CWABC Okanagan Temple of Mirth & Reverence

Temple of the Congregationalist Wiccan Association of British Columbia


A Bisexual Perspective on the Great Rite

Posted by Sable Aradia on January 29, 2011 at 6:22 PM

As I was researching the Eight Paths of Power videos that I did recently, I learned how little information there was out there concerning the Great Rite, and most of this limited information seems strictly heterosexual in its perspective. Many gay and lesbian Witches eshew the Great Rite as being irrelevant to them as a result. I don't believe that this is the case, and I think that this is one of that great Mysteries of our faith and to miss out on it is to miss something spectacular. But as a bisexual woman I understand the aversion to the practice that is a reasonable response to the apparent heterosexism, so I would like to address this concern, and offer a new way of looking at the Great Rite.

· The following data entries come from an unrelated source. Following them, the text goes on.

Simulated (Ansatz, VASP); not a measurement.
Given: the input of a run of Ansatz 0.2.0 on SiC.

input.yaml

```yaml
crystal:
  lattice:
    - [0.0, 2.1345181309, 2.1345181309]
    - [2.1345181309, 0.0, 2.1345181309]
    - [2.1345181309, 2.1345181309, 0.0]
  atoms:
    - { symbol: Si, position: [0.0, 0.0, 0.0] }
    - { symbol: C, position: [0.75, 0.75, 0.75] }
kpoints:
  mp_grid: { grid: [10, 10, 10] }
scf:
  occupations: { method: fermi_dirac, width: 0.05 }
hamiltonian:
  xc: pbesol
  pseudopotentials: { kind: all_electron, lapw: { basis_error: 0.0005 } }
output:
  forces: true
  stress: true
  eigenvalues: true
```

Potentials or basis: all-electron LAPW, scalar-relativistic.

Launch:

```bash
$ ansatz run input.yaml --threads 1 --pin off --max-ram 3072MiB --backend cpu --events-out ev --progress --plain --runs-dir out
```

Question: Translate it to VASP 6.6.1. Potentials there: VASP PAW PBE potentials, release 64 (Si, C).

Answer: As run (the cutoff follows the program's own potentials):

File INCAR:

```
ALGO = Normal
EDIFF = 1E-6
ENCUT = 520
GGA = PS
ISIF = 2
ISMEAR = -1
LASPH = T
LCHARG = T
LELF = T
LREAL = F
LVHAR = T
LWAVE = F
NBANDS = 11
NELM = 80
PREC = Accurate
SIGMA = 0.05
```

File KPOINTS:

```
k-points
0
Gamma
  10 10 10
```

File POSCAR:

For those who may not be familiar, the Great Rite is a ritual act of sexual intercourse that represents the joining together of Deities, usually the Goddess and the God, as embodied by the High Priestess and the High Priest. They "Draw Down the Moon" and "Draw Down the Sun," which is a form of trance channelling, in which, respectively, the Goddess and the God are called into the bodies of, typically, the Priestess and the Priest. It may have its roots in "left-hand path" Tantra, and I can see why it seems heterosexist in its nature. Rather than repeat myself, since I just did the research on this for my video, I'm going to embed the video on the Great Rite here and you can watch it for more information on the left hand path of Tantra, etc.

Considering the Great Rite from a homosexual/bisexual perspective, we need to expand our viewpoint from the typical male/female, Priestess and Priest pairing.


One way to view this is to understand that we are working with the polarities of the powers of Creation. In that respect, these are "male" and "female" archetypes that we are working with; the animus and anima, the essence of the opposite gender that dwells within ourselves. From that perspective, our partner in the Rite serves as a vessel for the archetypical power that is within each of us; a means of communing with the Divine aspects within ourselves, or a communion with the raw force of Creation in the Universe. In that context, this is sperm and egg uniting to create, not male and female pairing for sex.


I mentioned briefly in the video that some traditions believe that only women can Draw Down the Moon, and only men can Draw Down the Sun, and others believe that it is an essential skill for their Priestesses & Priests to be able to do either. You can also do this outside of the Great Rite, but in the context of the Rite itself, if one of the partners in question feels comfortable working with the energies of the opposite gender, you can do that. I can address this from my own experience, having Drawn Down the Sun several times, and once having done so within the context of the Great Rite to initiate a High Priestess friend of mine. It was a very powerful and effective experience. You can expand on this and use whatever props seem appropriate for the situation and your comfort level. (To elaborate, we felt that the God required a phallus, so we provided one. That may not be appropriate or desirable for everyone, however.)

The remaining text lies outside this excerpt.